Sunday, April 15, 2012

Stats

What I said about stats being the same as D20 can be ignored:

There will be 8 stats alltold, with a stat score from 0 to three (monsters and animals may have much higher stats, or they may have null stats. 1 is average for a human. There are innate and trained stats.

Innate stats cannot increase from leveling up, the innate stats are: Size, Toughness, Logic, and intuition.
The trained stats can be improved with leveling, they are: Athletics, endurance, education and experience.

When rolling, the formula will be d20+relevant skill+stat, one or two stats will apply, depending on the speciic rule:
Examples melee damage gets a bonus from size, and attack rolls get a bonus from athletics. Hit points get a bonus from size and toughness, and vigor points get a bonus from toughness and endurance.

Thursday, April 12, 2012

Profile of a character

So in an effort to dump as much of the work I've already done, here's everything that needs to go onto a character sheet:

Basic stats, str, dex, con, int, wis, cha. I see no real reason to change these (I could rename wisdom to perception, which better describes how I feel it works, but I'd have to rename perception the skill, which would be annoying). Each character has a class, I have six PC classes in mind as is; fighter, mage, thief, and classes of each.

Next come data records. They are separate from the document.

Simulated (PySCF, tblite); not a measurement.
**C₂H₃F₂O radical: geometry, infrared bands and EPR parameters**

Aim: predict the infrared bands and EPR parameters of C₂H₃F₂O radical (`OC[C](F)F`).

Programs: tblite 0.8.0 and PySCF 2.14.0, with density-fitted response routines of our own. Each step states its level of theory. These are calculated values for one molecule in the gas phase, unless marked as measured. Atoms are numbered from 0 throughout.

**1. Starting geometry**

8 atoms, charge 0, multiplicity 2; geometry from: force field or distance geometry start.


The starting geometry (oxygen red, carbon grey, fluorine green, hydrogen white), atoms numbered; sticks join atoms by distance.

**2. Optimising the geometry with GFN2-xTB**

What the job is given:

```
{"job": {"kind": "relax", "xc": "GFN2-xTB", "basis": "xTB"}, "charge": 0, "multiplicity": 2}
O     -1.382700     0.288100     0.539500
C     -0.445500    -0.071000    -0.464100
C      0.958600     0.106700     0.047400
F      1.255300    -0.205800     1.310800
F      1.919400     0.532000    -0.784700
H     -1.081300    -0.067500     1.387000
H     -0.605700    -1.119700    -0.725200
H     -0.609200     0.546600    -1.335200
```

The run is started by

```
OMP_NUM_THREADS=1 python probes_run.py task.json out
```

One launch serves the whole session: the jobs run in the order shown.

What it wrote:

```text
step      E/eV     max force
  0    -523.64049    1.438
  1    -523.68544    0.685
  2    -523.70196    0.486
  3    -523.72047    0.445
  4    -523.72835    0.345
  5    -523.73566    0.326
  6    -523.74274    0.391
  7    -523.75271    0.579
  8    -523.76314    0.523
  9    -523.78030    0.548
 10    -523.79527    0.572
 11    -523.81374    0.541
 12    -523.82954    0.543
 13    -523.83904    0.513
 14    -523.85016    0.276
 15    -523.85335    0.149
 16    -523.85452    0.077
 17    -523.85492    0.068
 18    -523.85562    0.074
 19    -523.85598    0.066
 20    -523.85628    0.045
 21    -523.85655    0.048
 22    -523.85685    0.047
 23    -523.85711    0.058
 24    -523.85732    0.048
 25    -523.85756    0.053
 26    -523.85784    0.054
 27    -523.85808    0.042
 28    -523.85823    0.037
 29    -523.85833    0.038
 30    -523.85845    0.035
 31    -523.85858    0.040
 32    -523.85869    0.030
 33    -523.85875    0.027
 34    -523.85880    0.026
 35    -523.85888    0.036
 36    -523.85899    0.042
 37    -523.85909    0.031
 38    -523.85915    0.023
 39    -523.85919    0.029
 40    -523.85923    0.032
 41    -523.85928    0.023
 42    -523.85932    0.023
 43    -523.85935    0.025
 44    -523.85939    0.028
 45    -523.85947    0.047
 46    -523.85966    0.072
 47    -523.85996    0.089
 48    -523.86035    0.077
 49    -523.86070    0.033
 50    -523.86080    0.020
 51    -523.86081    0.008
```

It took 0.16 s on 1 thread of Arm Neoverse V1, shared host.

A level, from 1-5 (I don't see the need for 20 levels, it breeds Red Queen mechanics, and fewer levels helps keep the players manageablely powerful instead of earth shaking engines of destruction). It'll be possible to advance past the max level, using the mechanics of epic 6 (every 5000 xp nets you a feat, or 10,000 xp a gestalt level, and there will be feats only available to max level (N)PCs.)

Skills: Basically these will look like pathfinder skills, up to one level per rank, and a +3 bonus for class skills. Reworking skills themselves as needed, saving that for another post.

Feats: probably one every other level per pathfinder.

Hit points and vigor points: This is a cribbed mechanic from the alternate rules book for 3.5. In essence, vigor points look like hit points do now, (IE, you get more per level, there's no penalty for losing them, and they're easy to get back), hit points (a fixed number of them, equal to CON score) represent the gap between totally fine and dead. Any hit point loss means taking -2 on all rolls, and 1 point of bleed from lethal damage to HP. This is for PCs Mooks (the bulk of npcs) don't get vigor points, they just just bleed out and die from the first magic missile.

*or 4 or 6, exactly how many I need will be cemented once I start fleshing out classes

Magic for those classes that have it: I don't freaking know. Probably Vancian just because there's no good way to deal with balancing mages and non mages, so unless I come up with something spectacular Vancian magic is at least familiar and I've got a few fun ways to play with it in mind.

Equipment: Departing from the D&D mechanic of money buying you powerful crap, there are things that can be bought, and these are easy for the PC to get (money will mostly be a concern for consumable items, gear that lasts comes with the character). There is equipment that can be crafted (which is available either through class skills or sinking power into crafting via feats), and finally there is gear that is only available via favors (which are quest rewards).

Major an Minor actions

Instead of attack and move actions, this system will be using major and minor actions. This is mostly a name difference, because things that resemble attacks can be used as minor actions.
For example, covering fire will be a minor action, but it won't actually have a chance to hit the enemy (unless the enemy is dumb enough to stand there while you shoot him instead of taking cover). A player gets one minor and one major action per round (though a major action can be used to do a second minor action).

Covering fire incidentally gives the enemy a choice between taking a minor action to take cover (this has to be done even if the target was in cover to begin with) or not taking cover, and giving the attacker a free shot. IE, you blow an action to take away the action of somebody else. Covering fire uses up 4 shots, and requires a weapon that can actually put out that many shots in a round (so lightning guns can't be used to put out covering fire, but bolt action rifles can).

Wednesday, April 11, 2012

First Post!

So this is going to be a development blog for a heavily modified d20 system. Thaumpunk genre (Think steampunk, but with overt magic and instead of victorian England you get totally not Victorian England stomps on elves and shit instead of brown people).